The Forest of Souls

An innovative look at tarot through myth and story. Open pathways to transformational experiences, break down boundaries and explore possibilities through poems and meditations, exercises, rituals and invocations.

By Rachel Pollack · Book · Published by Llewellyn



Review by Sandra A. Thomson

Rachel Pollack titles her introduction to this book "At Play in the Fields of Tarot." "Playing" with the Tarot in its most serious and its most frivolous sense is much of what Rachel Pollack, and her latest book, are all about. It is one of her most creative and innovative books to date.

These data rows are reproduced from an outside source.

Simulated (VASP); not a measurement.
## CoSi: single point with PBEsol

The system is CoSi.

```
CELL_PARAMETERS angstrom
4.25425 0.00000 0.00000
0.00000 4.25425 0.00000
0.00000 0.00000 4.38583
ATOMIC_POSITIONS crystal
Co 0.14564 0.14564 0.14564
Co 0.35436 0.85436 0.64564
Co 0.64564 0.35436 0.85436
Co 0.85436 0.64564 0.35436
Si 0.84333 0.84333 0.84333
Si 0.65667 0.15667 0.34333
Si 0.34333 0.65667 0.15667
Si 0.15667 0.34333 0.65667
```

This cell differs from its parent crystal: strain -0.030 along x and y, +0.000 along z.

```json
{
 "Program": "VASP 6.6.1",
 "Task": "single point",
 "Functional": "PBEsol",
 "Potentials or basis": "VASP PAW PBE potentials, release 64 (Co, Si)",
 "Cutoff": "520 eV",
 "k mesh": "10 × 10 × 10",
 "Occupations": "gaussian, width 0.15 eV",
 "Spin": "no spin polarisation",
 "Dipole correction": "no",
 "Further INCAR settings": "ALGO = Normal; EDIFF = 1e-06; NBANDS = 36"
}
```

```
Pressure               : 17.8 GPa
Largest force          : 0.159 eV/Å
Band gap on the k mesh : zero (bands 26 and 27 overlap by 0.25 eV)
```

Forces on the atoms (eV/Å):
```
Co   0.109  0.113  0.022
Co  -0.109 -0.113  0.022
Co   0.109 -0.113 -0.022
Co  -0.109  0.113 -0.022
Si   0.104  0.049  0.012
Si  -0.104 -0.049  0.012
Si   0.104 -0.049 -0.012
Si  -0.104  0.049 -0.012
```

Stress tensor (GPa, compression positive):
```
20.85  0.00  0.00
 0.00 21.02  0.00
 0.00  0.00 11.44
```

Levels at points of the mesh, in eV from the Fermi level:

Part of the purpose of the book is to inspire us to learn to become "playful readers." We are called upon to learn to use the Tarot to explore unknown territory, to let go of more traditional definitions and layouts, and to use the cards in "divine play" to open pathways to the "sacred mysteries and riddles of existence." In Forest we are shown many examples of how to do that.

At the beginning of her book, Rachel quotes from Stephen Karcher's Ta Chuan, the Great Treatise: "Erect the gates. Then the transformation can take place between them." In that sense, Rachel's book might well be called the Book of Gates. Step through her gates for transformational experiences. Readings, she informs us are not ways to reveal secrets or describe the future. They are "ways to gain new perspectives and explore possibilities outside our normal ways of thought."

She sets us up right away to break boundaries with the "outrageous" (meaning delightful and serious) idea of considering that God consulted the cards to create the world and even of using the cards to discover the "very reading that God received."

Rachel suggests that we not despair over the many differing myths as to the origin of the Tarot, rather if we view them as "divine play," then we can appreciate the "poetic truth of each one."

The book is filled with delightful anecdotal stories from different cultures and traditions, including one that says Thoth invented the Tarot so he could play cards with the Moon. Never heard that? Read the book for more details.

Cards from many different decks are used to illustrate points, including Rachel's own Shining Tribe deck, as inspirational a deck as was ever created. In my Sacred Tarot group we find that the Shining Tribe deck is the only one that will give us full, rich answers to our spiritual questions.

In Forest Rachel reminds us that in a Tarot reading, the card is only half the answer, while the other half lies in the way in which we interpret it. What, she asks, if we do readings not just to reveal the forces that shape our lives, but also to embrace them? For our Sacred Tarot group, Rachel's deck and this new book help add depth to our attempts to communicate with and clarify those forces. Both the book and her deck are all about "breakthroughs."

For those who have never been able to have a reading with Rachel, Forest offers examples of some of the techniques and ways of reading that she puts into practice, and that you may want to extend into your own practice.

I am in my third reading of this book, and I love it more each time as I ponder different ideas-ones I only briefly considered the first or second time through. This is a book to shake your boundaries if you will let it. And, Rachel suggests, isn't that why we come to Tarot in the first place?